I have tried firmware 1084 (which came pre-installed), 10A5, 10CD and finally 10E6 (currently the latest firmware) and none made any difference in transfer speed whatsoever. After upgrading both units to the same firmwares and testing with each firmware over 100 packets and averaging, an API packet of 32 bytes always takes approximately 24ms to transfer (same in either direction), of which I roughly calculate the following:

Laptop to Xbee - Baud rate 115200 - 320 bits = 2.8ms

Xbee to Xbee over Air - 19200bps - 320 bits = 16.7ms

Xbee to Arduino - Baud rate 115200 - 320 bits = 2.8ms

TOTAL = 22.3ms

This seems consistent with the timing results I’m seeing, but I’m really in need of a speed increase so if it is possible to get these Series 1’s to an air speed of 80,000 bps I’d really like to find out how!

Many Thanks,

With software or hardware/CTS flow control, you should achieve at least 80Kbps, in the absence of wireless access delays due to a very busy WiFi on a freq. within 20MHz of the 802.15.4 channel you’re using; these are 2MHz. But you need this flow control so the XBee can double-buffer.

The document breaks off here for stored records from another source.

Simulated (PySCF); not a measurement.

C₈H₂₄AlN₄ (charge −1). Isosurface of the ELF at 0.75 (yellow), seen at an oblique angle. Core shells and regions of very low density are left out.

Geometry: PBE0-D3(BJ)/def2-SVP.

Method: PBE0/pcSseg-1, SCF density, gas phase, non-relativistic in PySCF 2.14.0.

Hi, I can’t seem to find much info in the manual about how to implement this, currently I’m not using any flow control. Is it easy to implement this using API2, and if so whats the basic outline you’d recommend for a software protocol?

Many thanks

Flow control. To prevent overflowing the serial input data buffers of the XBee. This is the same sort of flow control needed for any communications channel where the speed is sometimes or always less than the speed of the data producer. For example, the use of dial-up modems is the same problem as with the XBee, in general terms.

So with RTS/CTS hardware flow control, just like with a dial-up modem:

On the sending device (data producer), this being the transmit side of a UART-based interface, you connect CTS on the data communications device (equipment) to the sending device (data terminal equipment). The terms are DCE and DTE. These date back to the idea of a modem connected to a data terminal like ye ole VT100. In our case, the DTE is a microprocessor’s UART. When DCE (XBee) can no longer accept data, it sets CTS (clear to send) false. The DTE (microprocessor) must immediately stop sending bytes. Immediately after the one in progress. No more. Nada. When CTS becomes true, the DCE may send 1 or more bytes. Now some UARTs have CTS handshaking built into the UART and you can enable that on out to a pin on the microprocessor, and wire it to the DCE. Paying attention to voltage level standards and data polarity (i.e., “true” means +3.3V versus 0 volts). For this flow control, RTS (request to send) is irrelevant.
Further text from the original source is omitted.